Pubdate: Thu, 15 Nov 2012
Source: Abbotsford Times (CN BC)
Copyright: 2012 The Abbotsford Times
Author: Rochelle Baker


Drugs Are Still the Primary Reason for Discipline

Abbotsford school suspensions are on a steady downward trend, 
according to a report presented to the board of education Tuesday night.

However, drugs continue to be the primary reason discipline is meted 
out to students, the data shows.

Total suspensions, both in and out of school, have declined by 30 per 
cent since 2007/08, said SD34 spokesman Dave Stephen.

A total of 1,253 students were suspended in the 2011/12 school year. 
Of that total, 727 students received out of school suspensions, which 
average between three to five days in length.

Overall suspensions are down from 1,488 in 2010/11 and 1,613 in 2009/10.

Drugs were the number one reason for out-of-school suspensions, with 
more than 160 students disciplined last year.

That number was a five-year high for the offence, which has resulted 
in 100-plus secondary students punished annually, with the exception of 2010.

"The issue has been a constant over the last four or five years," said Stephen.

"It's not something we're happy about, but perhaps it's not a 
surprise. It reflects students' access to drugs, and the issues that 
causes in society generally."

Defiance was second reason for suspension with 110 students punished, 
followed by fighting and bullying at 80 and 60 students, respectively.

The bulk of the suspensions, the larger number involving boys, took 
place in Grades 9 and 10, according to the report.

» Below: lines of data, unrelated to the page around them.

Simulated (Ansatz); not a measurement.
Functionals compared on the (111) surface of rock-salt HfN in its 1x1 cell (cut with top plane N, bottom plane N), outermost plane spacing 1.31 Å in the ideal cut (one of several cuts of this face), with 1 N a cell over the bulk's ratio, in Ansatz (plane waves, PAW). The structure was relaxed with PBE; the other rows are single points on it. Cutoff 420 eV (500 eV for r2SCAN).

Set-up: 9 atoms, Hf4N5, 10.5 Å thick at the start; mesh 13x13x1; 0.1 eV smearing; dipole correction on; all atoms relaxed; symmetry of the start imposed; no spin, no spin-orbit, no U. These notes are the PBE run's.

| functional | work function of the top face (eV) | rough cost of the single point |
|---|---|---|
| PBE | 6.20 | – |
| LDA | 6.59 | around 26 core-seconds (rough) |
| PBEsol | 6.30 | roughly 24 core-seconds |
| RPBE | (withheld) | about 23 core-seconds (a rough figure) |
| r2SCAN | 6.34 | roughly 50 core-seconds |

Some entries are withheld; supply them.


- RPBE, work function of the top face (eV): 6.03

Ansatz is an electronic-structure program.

"I think you'll find that trend is the same in districts across the 
province," said Stephen.

"It's the age that young people start pushing boundaries and trying 
things that might put them at risk."

A combination of reasons at each school is behind the drop in 
suspensions, said Stephen, adding an alternate suspension program run 
by YMCA is also making difference.

However, each secondary school has a dedicated teacher dealing with 
high-risk students and supervising in-school suspensions.

"It's better to keep [students] in school in a supervised environment 
than sending them home or out into the community," said Stephen.